UK business is no exception in this regard. In August, Ernst & Young’s first annual Brazilian Attractiveness Survey showed that the UK is now the second largest investor into Brazil after the US.
The business services sector in Brazil attracted the largest number of projects (17 in total — 38% of total UK FDI projects) from the UK in 2011. However, the most lucrative UK investments, in terms of value and job creation, were in the mining and metals industry, boosted by the US$5b (£3.1bn) investment by Mir Steel UK into a joint venture with Cosipar, the Brazilian pig iron producer, in 2011.
Prospects in Brazil are set to intensify in the coming years thanks to two major global sporting events: the World Cup in 2014 and the Rio Olympics in 2016.
As such, swathes of infrastructure are now needed in Brazil from stadia to airports and ports, along with the external expertise to plan, deliver and build the huge numbers of individual projects that are on the drawing board or already underway. In fact, it’s estimated that the World Cup and the Olympics present opportunities for UK companies worth an estimated £47billion.

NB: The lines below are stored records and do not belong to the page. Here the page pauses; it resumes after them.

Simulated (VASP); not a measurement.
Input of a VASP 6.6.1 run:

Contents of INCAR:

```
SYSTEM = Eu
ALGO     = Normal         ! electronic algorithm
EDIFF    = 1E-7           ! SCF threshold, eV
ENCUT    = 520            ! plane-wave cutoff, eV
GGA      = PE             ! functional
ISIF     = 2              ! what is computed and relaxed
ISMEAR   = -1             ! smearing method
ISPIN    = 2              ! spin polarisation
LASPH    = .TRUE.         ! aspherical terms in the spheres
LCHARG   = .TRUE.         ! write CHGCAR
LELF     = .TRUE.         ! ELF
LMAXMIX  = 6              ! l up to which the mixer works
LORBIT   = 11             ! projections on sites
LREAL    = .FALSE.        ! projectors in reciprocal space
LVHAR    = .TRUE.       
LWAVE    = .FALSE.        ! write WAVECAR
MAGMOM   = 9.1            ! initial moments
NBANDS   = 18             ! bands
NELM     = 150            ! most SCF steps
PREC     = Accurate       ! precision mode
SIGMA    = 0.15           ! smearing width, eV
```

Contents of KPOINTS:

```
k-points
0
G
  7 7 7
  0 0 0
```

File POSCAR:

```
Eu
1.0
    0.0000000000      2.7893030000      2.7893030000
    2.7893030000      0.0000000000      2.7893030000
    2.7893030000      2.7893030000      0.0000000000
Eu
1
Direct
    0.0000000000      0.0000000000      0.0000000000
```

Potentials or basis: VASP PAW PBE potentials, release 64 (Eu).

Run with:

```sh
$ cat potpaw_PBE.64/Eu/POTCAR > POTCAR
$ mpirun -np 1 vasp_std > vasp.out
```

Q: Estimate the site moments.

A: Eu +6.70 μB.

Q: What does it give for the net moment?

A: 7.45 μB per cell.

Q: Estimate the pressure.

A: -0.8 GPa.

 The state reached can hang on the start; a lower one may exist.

Take the north east’s Pernambuco state, which has 14 planned new cities alone. No wonder this is the country’s fastest-growing region, requiring architects, urban mobility planners, sustainable construction experts and construction companies.
BG Group: www.bg-group.com
Burberry: www.burberryplc.com
EM&I: www.emialliance.com
Ernst & Young: www.ey.com
JCB: www.jcb.com
Natures Purest: www.naturespurest.co.uk
Oxitec: www.oxitec.com
Oil and Gas
Yet it’s the entire country that has been benefiting from foreign investment. UK construction equipment manufacturer JCB, for example, recently opened a £63million factory in Sao Paulo, in the south, after the company agreed a deal with the Brazilian government to supply it with more than 1,000 machines worth over £60million.
The JCB factory will mainly be concerned with the production of excavators and backhoe loaders which will be used to improve road infrastructure across Brazil. Carlos Hernandez, Managing Director of JCB Brazil, said: “These JCB machines will play a big role in improving the infrastructure nationwide and ultimately ensure produce from family farms gets to its destination quickly”.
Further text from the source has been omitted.